Wednesday, 28 October 2009

Rings of Saturn and other Litmaps

Folowing on from the Bruges-la-Morte post, I still haven't completely read WG Sebald's The Rings of Saturn (I came as close as I ever have to swearing in front of a customer a few weeks back when he bought the single copy I hadn't noticed was on the shelves). Meanwhile, there are continuing interesting posts at the blog Vertigo: Collecting & Reading W.G. Sebald.

I'm very much inspired by the possibilities suggested in Mapping Sebald's Literary Landscape, which links to Barbara Hui's "Litmap" - an annotation of Google Maps with the places mentioned during the East Anglian walking tour of the unnamed narrator of The Rings of Saturn.

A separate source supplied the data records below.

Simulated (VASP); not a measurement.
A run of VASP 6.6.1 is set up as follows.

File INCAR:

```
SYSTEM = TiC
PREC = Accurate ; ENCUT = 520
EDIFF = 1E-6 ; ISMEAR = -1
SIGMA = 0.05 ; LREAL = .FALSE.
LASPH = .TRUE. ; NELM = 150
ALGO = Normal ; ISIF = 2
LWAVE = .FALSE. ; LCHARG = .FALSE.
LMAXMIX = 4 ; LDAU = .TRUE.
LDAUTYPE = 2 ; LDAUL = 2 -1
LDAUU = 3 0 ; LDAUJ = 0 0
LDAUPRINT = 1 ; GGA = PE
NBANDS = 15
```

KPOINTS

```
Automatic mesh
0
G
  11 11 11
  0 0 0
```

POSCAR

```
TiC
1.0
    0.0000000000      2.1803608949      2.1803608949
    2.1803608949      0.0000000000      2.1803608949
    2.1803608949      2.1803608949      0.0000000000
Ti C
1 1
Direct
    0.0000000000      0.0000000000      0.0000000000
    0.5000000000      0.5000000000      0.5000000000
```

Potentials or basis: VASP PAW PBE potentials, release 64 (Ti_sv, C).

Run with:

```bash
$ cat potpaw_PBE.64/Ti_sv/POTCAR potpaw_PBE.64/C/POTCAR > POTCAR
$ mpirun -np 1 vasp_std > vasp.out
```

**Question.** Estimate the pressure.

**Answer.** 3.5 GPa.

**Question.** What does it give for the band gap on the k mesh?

See her Litmap Presentation Notes for background. The notes mention a similar project, Gutenkarte, that mines Project Gutenbeg texts to create presentations with placenames hyeprlinked to a map. It has rough edges - for instance, it thinks Providence might be a location in

they had a notion that Providence would interfere in favour of him who was in the right.
- The Journal of a Tour to the Hebrides with Samuel Johnson, LL.D., James Boswell

but it seems a very good interface for reading works with a strongly geographical component.
- Ray

1 comment:

  1. Thanks to you, I've just spent altogether too much time on armchair travel :-)

    I particularly enjoyed Gutenkarte's Odyssey.

    And seeing Epping (again, Gutenkarte) located out on the French/German border adds a ... new dimension to Wells's in War of the worlds!